Cees-Jan

- Post source at 🐙

The DigitalOcean challenge: Implementing Kyverno

DigitalOcean put a challenge out at the end of this year to improve your knowledge of Kubernetes. And while it's been nearly two years I created my first cluster with them, (It's still my main public cluster.), there is always more to learn. So in this post we're going to take a look at Kyverno for policy enforcement.

PHP 8.1 fibers (green threads)

Photo by Erik Mclean from Pexels

Before we begin, I left out all the boilerplate GitHub Actions Workflows to deploy/manage PR's/etc. You can find the policies discussed in this post on GitHub here.

Creating the cluster

For this challenge I created the cluster by hand instead of terraform, and had some fun with adding five node pools with two nodes each and autoscaling on them.

Create Cluster

Keep in mind that you need to change the autoscaling after creating the cluster, you cannot do that while setting it up through the UI.

Set Autoscaling

Give it some time, and you have a nice 10 node cluster.

10 Node Cluster

Deploying Kyverno

As usual installing something through Helm is a walk in the park and should take less than a minute. The following four commands add the repository where the Kyverno helm charts live, make sure we are up to date with all repositories. And then install both Kyverno and its set of default policies.

helm repo add kyverno https://kyverno.github.io/kyverno/
helm repo update
helm install kyverno kyverno/kyverno --namespace kyverno --create-namespace --atomic
helm install kyverno-policies kyverno/kyverno-policies --namespace kyverno --atomic

Install Kyverno

Give it a minute or two and you have Kyverno running on your cluster:

Kyverno Running

Example: Pod anti-affinity

My cluster use small nodes by preference. Big enough to run any large stateful set, but small enough that they can be spun up quickly without becoming costly. As such I prefer to only have one pod per deployment on a node. (Except during rolling upgrades.) So as such my deployments look like this (taken from my default-backend chart):

apiVersion: apps/v1
kind: Deployment
metadata:
  name: default-backend
spec:
  selector:
    matchLabels:
      app: default-backend
      release: default-backend
  replicas: 13
  template:
    metadata:
      labels:
        app: default-backend
        release: default-backend
        appRevision: default-backend-1
    spec:
      containers:
        - name: default-backend
          image: "ghcr.io/wyrihaximusnet/default-backend:random"
      affinity:
        podAntiAffinity:
          requiredDuringSchedulingIgnoredDuringExecution:
            - labelSelector:
                matchExpressions:
                  - key: appRevision
                    operator: In
                    values:
                      - default-backend-1
              topologyKey: "kubernetes.io/hostname"

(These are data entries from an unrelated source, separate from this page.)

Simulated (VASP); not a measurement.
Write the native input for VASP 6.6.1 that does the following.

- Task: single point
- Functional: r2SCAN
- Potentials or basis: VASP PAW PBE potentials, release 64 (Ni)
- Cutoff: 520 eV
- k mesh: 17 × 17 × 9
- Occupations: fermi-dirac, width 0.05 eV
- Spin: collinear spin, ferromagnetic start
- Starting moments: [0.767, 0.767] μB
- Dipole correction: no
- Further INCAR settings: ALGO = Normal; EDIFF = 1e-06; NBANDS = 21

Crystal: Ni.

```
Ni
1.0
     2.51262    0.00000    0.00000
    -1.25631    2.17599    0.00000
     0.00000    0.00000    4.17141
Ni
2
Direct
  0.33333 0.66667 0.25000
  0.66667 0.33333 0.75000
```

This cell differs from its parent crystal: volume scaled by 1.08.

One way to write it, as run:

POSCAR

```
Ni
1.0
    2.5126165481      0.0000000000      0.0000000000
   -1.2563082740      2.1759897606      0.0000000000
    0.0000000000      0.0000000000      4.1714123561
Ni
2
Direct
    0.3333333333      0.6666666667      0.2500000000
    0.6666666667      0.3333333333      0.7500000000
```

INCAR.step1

The affinity configuration on that deployment only allows one pod per revision per node. That means that during rolling upgrades you might have two per node for a brief moment. Kyverno lets you make this mandatory by adding a validating cluster policy like this one:

apiVersion: kyverno.io/v1
kind: ClusterPolicy
metadata:
  name: one-pod-per-deployment-per-node
spec:
  validationFailureAction: enforce
  background: false
  rules:
    - name: one-pod-per-deployment-per-node
      match:
        resources:
          kinds:
            - Deployment
      validate:
        message: "All pods most have anti-affinity to not have more than one pod of the same deployment revision on the same node"
        pattern:
          spec:
            template:
              spec:
                affinity:
                  podAntiAffinity:
                    requiredDuringSchedulingIgnoredDuringExecution:
                      - topologyKey: "kubernetes.io/hostname"
      exclude:
        resources:
          namespaces:
            - "kube-system"
            - kyverno

My recommendation would be to manage your cluster's policies through a Helm chart or TerraForm. But for now we're applying it with kubectl:

Applying policy

So when you try to deploy something without the required anti affinity, like hello with the following Helm command, it fails:

helm install my-hello cloudecho/hello -n hello --create-namespace --atomic --wait

AntiAffinity Validation Error

The default-backend deployment, deploys just fine with this policy in place. And as shown in the policy, you can exclude namespaces you don't want this policy to apply to.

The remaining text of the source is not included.